Cross-Docking and Transloading Optimization
Cross-docking is the practice in logistics that allows various businesses to avoid traditional warehousing practices by unloading inbound shipments from delivery vehicles at the main distribution center, assembling them into final products or sorting them into mixed product pallets, and then loading them on outbound vehicles – all with as little material handling time as possible. For example, your business has 10 warehouses, and you need to deliver 1 item from each warehouse to 100 customers. Instead of planning 100 routes from each of your 10 warehouse to each customer and delivering 1 item at a time, you can plan 1 route from each warehouse to the main distribution center, assemble mixed product pallets from the received items, and then plan a couple of optimized routes for visiting all customers and delivering mixed product pallets. Cross-docking is a universal logistics practice that can be used by different business types and models, from vehicle manufacturing to grocery delivery. Moreover, certain groups of goods (i.e., perishable items, high-quality items that don’t need to be checked, pre-tagged and barcoded items that can be scanned, etc.) benefit from cross-docking more than from any other product transportation and handling methods. Thus, many companies of different size use cross-docking for:
- – Streamlining their supply chains from the point of origin to end customers or other assembly lines;
- – Minimizing the risks of their products being damaged;
- – Cutting warehouse and holding expenses by reducing the amount of manual labor, material handling time, electricity usage, government taxes, and more;
With Route4Me’s dynamic routing software, you can streamline your entire supply chain of cross-docking and transloading operations and transactions by planning optimized routes for transporting goods from multiple warehouses or vendors to a single distribution center as efficiently and fast as possible. Once the received goods are assembled into mixed product pallets, you can plan optimized routes with the most optimal stops sequences for distributing the final pallets to end customers, different assembly lines, or any other locations you can find on the map. Depending on the particular needs of your business or unique business model, you can use Route4Me for the following cross-docking types: Manufacturing Cross-Docking involves a central distribution center receiving inbound goods and materials that are required for manufacturing a particular production order. After that, the central distribution center sorts, configures, and assembles the received goods into the products that can be shipped to end customers or other locations (learn how to plan manufacturing cross-docking routes).
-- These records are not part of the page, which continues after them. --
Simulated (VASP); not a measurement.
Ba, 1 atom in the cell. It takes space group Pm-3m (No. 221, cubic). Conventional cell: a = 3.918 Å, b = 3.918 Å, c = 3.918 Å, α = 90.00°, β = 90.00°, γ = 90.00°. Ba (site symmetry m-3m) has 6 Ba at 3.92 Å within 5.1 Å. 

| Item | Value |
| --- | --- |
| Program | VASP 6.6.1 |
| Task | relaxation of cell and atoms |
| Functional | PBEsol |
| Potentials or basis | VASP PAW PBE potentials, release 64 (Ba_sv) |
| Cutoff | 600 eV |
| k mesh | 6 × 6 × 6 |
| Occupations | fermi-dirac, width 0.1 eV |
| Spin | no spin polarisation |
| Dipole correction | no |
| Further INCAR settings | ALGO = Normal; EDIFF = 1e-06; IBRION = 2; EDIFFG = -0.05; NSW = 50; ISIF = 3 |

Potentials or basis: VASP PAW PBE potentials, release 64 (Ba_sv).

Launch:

Distributor Cross-Docking involves a central distribution center that consolidates inbound products or goods received from multiple vendors into the outbound mixed product pallets. Thus, once each mixed pallet is assembled from the different received product types, it is delivered to the end customer or another production line (learn how to plan distributor cross-docking routes).
Transportation Cross-Docking (TCD) is used for gaining economies of scale by receiving shipments from multiple carriers or suppliers in the less-than-truckload (LTL) and consolidating them into full truckload (FTL) shipments in the distribution center from where they are shipped to end customers (learn how to plan transportation cross-docking routes).
Retail Cross-Docking is used for sorting the products received from different vendors and suppliers into consolidated mixed product pallets that are loaded onto outbound trucks and delivered to different retail stores (learn how to plan retail cross-docking routes).